Monday, November 18, 2019

You Don't Care About God's Standard or God's Approval: More on Virtual Christianity


Justification by faith brings the "in Christ" position for the believer.  "In Christ" the believer is approved before God.  That's how someone is saved by faith.  In that way, justification by faith brings approval in Christ.  Christ did everything the Father wanted Him to do.  He wanted to do it and He did it.  In a positional way, the believer receives the imputed righteousness of Christ, the righteousness that Christ lived, and, therefore, is approved in Christ.  He doesn't get this approval by works, but by grace through faith.

The idea of justification by faith isn't that someone, who isn't interested in pleasing God the Father or living in a way that God the Father approves, still receives approval in Christ.  What's the problem here?  He doesn't know God.  He doesn't believe.  Trusting the Father also means that the Father will help or aid in the pleasing of Him.  That's saving grace.  He helps the one who wants to do it.  Wanting to do it is part of the belief that saves.  What I'm saying is that this falling short of saving faith, and yet something less than saving faith is being accepted as sufficient.  The "faith" itself falls short of the biblical and then historical Christian components, what have been termed notitia, assensus, and fiducia.

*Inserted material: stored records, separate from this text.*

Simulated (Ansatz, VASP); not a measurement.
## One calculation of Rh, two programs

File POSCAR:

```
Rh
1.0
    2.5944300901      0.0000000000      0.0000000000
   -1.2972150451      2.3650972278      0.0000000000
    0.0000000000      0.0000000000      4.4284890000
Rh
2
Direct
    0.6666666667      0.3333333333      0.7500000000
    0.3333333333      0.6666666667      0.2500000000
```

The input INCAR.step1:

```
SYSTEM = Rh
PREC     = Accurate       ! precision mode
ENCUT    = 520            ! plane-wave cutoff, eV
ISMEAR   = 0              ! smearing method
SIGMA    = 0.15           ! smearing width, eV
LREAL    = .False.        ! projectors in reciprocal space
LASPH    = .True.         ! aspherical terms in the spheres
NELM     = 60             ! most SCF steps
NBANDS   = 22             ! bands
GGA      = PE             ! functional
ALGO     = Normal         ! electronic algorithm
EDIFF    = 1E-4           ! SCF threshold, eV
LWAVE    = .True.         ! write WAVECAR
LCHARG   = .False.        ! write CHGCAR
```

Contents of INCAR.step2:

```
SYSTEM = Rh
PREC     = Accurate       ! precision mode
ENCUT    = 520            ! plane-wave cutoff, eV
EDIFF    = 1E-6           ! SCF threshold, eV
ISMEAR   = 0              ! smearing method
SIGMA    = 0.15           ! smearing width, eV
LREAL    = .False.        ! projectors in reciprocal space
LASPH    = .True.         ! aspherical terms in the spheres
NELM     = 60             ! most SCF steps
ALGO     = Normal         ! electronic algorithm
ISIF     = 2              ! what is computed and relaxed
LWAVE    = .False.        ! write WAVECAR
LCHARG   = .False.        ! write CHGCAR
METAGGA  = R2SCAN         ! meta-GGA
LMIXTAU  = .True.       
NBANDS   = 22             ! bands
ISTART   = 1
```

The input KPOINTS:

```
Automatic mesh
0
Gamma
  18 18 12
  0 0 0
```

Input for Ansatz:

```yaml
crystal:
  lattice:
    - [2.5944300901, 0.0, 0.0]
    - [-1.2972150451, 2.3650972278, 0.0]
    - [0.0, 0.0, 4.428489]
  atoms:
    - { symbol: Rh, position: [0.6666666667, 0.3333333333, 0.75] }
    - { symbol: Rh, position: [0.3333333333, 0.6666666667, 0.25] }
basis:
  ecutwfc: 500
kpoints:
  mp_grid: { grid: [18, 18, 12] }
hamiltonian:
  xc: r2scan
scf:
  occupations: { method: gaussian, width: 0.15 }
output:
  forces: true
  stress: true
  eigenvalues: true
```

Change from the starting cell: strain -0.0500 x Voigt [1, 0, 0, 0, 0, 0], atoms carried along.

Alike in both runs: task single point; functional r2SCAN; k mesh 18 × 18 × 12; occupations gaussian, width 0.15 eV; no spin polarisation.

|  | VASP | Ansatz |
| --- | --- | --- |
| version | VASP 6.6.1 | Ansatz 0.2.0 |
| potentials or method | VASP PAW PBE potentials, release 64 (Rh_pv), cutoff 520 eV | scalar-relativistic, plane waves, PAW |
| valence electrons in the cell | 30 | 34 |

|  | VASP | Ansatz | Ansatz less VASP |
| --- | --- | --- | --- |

Notitia falls short, which is knowledge.  Jesus Himself is short shrifted of many qualities that are offensive to the one who isn't seeking practical approval from Jesus.  Saving faith requires assensus, the conviction that the content of the notitia is truth.  Sometimes a childhood profession wasn't saving faith and this is laid bare by the lack of conviction toward obedience to the Lordship that someone professes to know.  It's only a profession.  Fiducia requires commitment.  This person lacks in commitment.  Jesus said someone needed to count the cost.  Saving grace isn't about what grace allows, but what it enables.  Wanting something allowed that offends Jesus is lacking commitment.

This is what happens.  Someone doesn't want to please God.  He wants God's approval, but he doesn't care about living in an approved manner to God.  He just wants the approval.  He especially wants to feel approval -- from himself and others all around.  Don't criticize this person.  He loves himself and the world.  He wants approval despite his superior love for himself and the world.  He doesn't love God.  He says he does, most likely because of a feeling, which isn't love, or at the least something short of love.  He loves himself and the world.  With the love of God, he could live to be approved unto God.  He doesn't want to.  He "wants" to in the sense that he wishes he had the affection and will.  That he has for himself and the world.

A corrupt view of both justification and sanctification arises.  I say justification, because this false view of sanctification can't be accompanied by a true  or right view of justification.  Justification comes by saving faith, not a dead or demon faith or mere intellectual assent, and a right or faithful view of Jesus Christ.  This isn't a doctrinal malfunction, but a practical one, that is really laid out in 2 Peter 2.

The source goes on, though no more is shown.